/ 28 January 2005

Exiled Iraqis start voting in landmark election

Thousands of expatriate Iraqis began casting ballots on Friday in their country’s first free election for more than half a century, with emotions running high despite the relatively limited numbers taking part.

The first vote for Iraq’s 275-member transitional National Assembly was made by Shimon Haddad, manager of a polling centre in the suburb of Fairfield, Sydney, two days before the election in Iraq itself.

”I’m proud to vote for the election,” he said as polls opened at 7am (8pm GMT on Thursday) in Australia, the first of 14 nations worldwide taking part in the expatriate vote.

”We have been looking forward to this time [for the] last 50 years, actually, so it’s a very exciting day for Iraq citizens.”

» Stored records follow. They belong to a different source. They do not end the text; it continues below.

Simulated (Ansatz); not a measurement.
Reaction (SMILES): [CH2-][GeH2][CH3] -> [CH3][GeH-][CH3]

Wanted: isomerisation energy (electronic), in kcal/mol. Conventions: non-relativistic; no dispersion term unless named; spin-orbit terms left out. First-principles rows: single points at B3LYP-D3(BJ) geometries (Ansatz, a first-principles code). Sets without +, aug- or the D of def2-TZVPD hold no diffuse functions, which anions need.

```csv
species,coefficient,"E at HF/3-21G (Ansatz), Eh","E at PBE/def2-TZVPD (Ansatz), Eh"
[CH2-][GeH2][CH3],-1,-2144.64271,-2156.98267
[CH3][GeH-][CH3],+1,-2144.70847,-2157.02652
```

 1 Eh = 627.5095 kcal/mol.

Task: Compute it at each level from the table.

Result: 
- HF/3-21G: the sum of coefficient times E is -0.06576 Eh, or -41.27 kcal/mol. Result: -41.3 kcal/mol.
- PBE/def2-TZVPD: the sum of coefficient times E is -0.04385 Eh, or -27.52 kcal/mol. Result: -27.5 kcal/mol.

Feelings remained strong as polling stations opened successively around the Middle East — where the bulk of votes were being cast — and then Europe and the United States, 22 months after the downfall of dictator Saddam Hussein.

Soror Kossain arrived to vote in Berlin with an Iraqi flag around his shoulders.

”I am proud to carry out my rights as a citizen,” he said.

Despite the emotion, only a maximum of 280 000 overseas Iraqis will vote for a regime to fill the vacuum left by Saddam, deposed by US-led troops in April 2003.

That is the number of Iraqis who registered to vote in a nine-day process that began on January 17 with optimistic estimates that up to a million expatriates might take part.

The heaviest polling was taking place in Iran, where more than 60 000 people from the large population exiled from its neighbour to the west were registered to vote.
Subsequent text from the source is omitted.